What sort of things inspire you to write?

A phrase or picture with an unmined story yet to be told, heartache, hope, sexuality, playfulness, and more often than not, hearing someone else’s good work inspires me to stretch myself to do something I haven’t done before. Also there’s nothing like a deadline to get a song written…’cause I just need to write one and I need it today.

What’s a song on your album you’re particularly proud of and why?

One that has a little niche of its own was one I wrote with Corinne Lee and Craig Greenberg a year ago, called “Deep Dark Night Of The Soul.” I love the simplicity of the melody and lyric because it tells a clear story about how living unwisely led to the darkest hour, yet ties it up nicely to how it all worked out. It has both a sense of humor and playfulness to it. I think I was picturing Wes Anderson’s movie “Moonrise Kingdom,” writing about the sand castle and the wave crashing it down on the shore. And I was hearing French-speaking coming in when we were writing it. Fortunately, Corinne Lee spoke some French and just started riffing on these nonsense lyrics about reading trashy novels, smoking a lot of cigarettes, loving ketchup, and walking her cat and dog on the beach. Also since that song was written at Steel Bridge Songfest in Sturgeon Bay, Wisconsin (a festival run by my friend and collaborator, Pat MacDonald) there is a requirement that all the songs written there have a line in it about the bridge, which is the theme of the songwriting camp every June. “Deep Dark Night Of The Soul” has the set-up line in verse three “dizzy on the wonder wheel” and the verse closes with “make my bridges out of steel.” So we got the bridge line in, and it worked with the story the song had been telling all along. It was the line that ended the verse saying no more unwise choices, here’s a woman who makes her bridges out of steel. The track sounds like a fun drunken Parisian party after hours, when most of the people have gone home, and Delaney Davidson layered trombones that sound almost like they could have been on a Tom Waits record.

What’s a lyric or verse from the album you’re a fan of?

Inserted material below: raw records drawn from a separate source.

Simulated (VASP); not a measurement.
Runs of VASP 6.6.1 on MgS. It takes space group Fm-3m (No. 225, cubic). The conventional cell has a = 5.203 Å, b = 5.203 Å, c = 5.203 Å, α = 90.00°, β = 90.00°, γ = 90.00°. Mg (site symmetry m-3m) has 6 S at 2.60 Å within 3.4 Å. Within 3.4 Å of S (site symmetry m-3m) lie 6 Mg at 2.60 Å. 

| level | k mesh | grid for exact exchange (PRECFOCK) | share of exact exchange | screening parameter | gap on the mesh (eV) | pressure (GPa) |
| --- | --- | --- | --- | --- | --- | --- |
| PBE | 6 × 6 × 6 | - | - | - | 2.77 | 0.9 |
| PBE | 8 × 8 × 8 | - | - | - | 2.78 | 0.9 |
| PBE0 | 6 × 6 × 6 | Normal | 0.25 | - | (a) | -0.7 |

I really like “Some Of Them Will Fool You.” That verse was written in Nashville with a young songwriter, Steve Moaklar. I like the way it starts with a question. “Is that how it went down? Is that what you saw? Is that what you took? Is that what that means? Is that what you heard? Is that how it looked?” And though it sounds more like dialog than a song lyric, what I like about it is the way it enters a scene at a critical point where you already feel the story had something happening before the listener walks into the song. It makes me want to pay attention and find out what the singer is gonna say to this person she’s talking to. And for some crazy reason, I’ve always heard Willie Nelson singing that song.

Are there any words you love or hate?

It’s case by case, but there are words I don’t feel lend themselves well to a song form. “Power” isn’t a word I think I’d use in a lyric because of its generality.“Very” is a line weakener. I’m a believer in the active, not passive voice. I’d probably avoid “being” and “nice”, and any phrase I’d heard used before that came a little too easily to me. I’d try to improve anything cliché to sound fresh, to strike me as “ah, I haven’t heard it said that way before.”

Swear words can be effective if used intentionally to help the meaning of the song, or to emphasize something. Or even to cop the vernacular you’re going for, but when swear words are used to replace effort of a better way of describing something, I find it hard to listen to them. I tend to avoid words that feel general and will search further to find a word that describes more detail. Sometimes the energy of a word just bugs me, and doesn’t feel quite right and…out it goes.

I love internal rhymes. I love them because they are not the rhyme you expect, they’re an extra gift. Bob Dylan was a master at this. Whenever you can get an internal rhyme in a lyric, it doesn’t have to be a rule in every verse, but it helps the words imprint on your consciousness and memory the way a nursery rhyme does. As an example, my father, Gerry Goffin, uses it in the first verse of “Up On The Roof” but doesn’t go back to it again. He sets up “and people are just too much for me to face…(face is the word you’re expecting a rhyme for), and then he slips in “to the top of the stairs and all my cares” before getting to “drift right into space.” Verses two and three don’t do exactly that. I think if you write enough and become well-acquainted with words as your friends, after awhile you get an intuitive sense of phrasing and order that sounds pleasing, even when you’re not trying specifically to use a technique like alliteration or internal rhyming. Often those things just sneak up on you in surprising moments that you grab and say, “thank you God.”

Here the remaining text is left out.